Being a Lymingtonian is not always a fun past time. These people have the look on their faces as if the sky's about to fall in. This could be in part to the bleak future that appears before their eyes: scavenging a job working for 41p a month in a touristy shop for only half the year and finding time to look after seventeen children and the extended family. A typical Lymington extended family consists of most of Lower Buckland Road and the Marsh Lane estate with a few cousins scattered around the shanty-town of Pennington. As the saying goes: "everyone knows everyone around here".
However, if you are so fortunate as to be able to afford a mansion on the southside of the steepy-inclined high street, be very warned. The land around Lymington is marshy and, due to climate change, your property might just sink. Either that or you will have your tree stumps nicked by some forest folk who will prompty sell it as a designer table to some retarded tourist.
Despite its high proportion of white chavs, ethnic groups in Lymington never suffer from racial attacks. This is because when a Lymingtonian encounters someone of a different nationality, they will pester them with a load of incomprehensible questions then have a panic attack, go cross-eyed and get a nosebleed.
A typical night out in Lymington consists of being thrown out of every pub you go to because you're not a tourist, you don't have much money, you're under eight and looking to buy alcohol for your younger siblings, you go to Priestlands school (officially named second worst school in existence after Jihad Primary in Baghdad - the Priestlanders, annoyed at this, would've obliterated their rivals if they knew that anything existed beyond Southampton) and/or your surname is Sanger. Hence some Lymingtonians have began to branch out into the wider world, discovering new places like Winchester and New Milton. They view the world with a child-like wonder and also with a child-like fear. Places like Bournemouth scare them and, added to the lack of decent public transport, you will often find herds of bewildered Lymingtonians staggering around fields near Highcliffe, trying to find the Dorset boarder as if it were a line on the ground.

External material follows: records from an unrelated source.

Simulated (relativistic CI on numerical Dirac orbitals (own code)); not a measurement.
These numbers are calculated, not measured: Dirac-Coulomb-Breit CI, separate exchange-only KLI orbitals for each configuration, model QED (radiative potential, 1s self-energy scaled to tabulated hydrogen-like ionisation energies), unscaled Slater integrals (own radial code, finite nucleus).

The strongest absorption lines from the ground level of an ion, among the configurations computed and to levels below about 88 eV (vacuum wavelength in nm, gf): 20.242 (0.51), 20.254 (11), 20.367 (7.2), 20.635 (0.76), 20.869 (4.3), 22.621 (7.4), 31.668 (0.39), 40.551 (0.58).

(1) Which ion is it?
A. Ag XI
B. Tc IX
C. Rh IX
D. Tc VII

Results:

Translation into Lymingtonian:
Bin a'Lymin'onyan's no' alwwayz a'fun pas toime. Theez par' gridders'ave looks on them faices as'if the sky's abou' a'fallin. This cud bin par' to the bleak fu'ure tha'ppears beforre theirr eyeses: scavengin themselves a job workin ferr eigh' bob 'n' unpunce a monf in a grockle shop ferr ownly 'alf the yurr 'n' findin time a'look af'err seven'een li'luns 'n' theirrs stended famly. A typicalw Lym'non stended famly consiss ov mos' ov Lowrr Bucklan Roaw 'n' Marrsh Lane estae wiv a couppla couzurrns sca'ered rouwn the shan'y-town ov Penn'on. As the sayin goews: "evr'one knowz evr'one round ere".
'owever, if you be so forr'una'e to be able to ford a prroperr job goo' 'ouse on sahfside ov the bi' skew-whiff 'igh stree', be vrrey warrned. The land round Lym'non's marrshy 'n', due to tha' fing them therre peoples gurrn on 'bout on the 'aunted fishtank, yourr prroperrty migh' jus' sink. Ivvor tha urr yourl 'ave yourr tree stumps nabbed by surm cacker ooll prerrmly pass i' erff as a prroperr job table to surm narky grockle.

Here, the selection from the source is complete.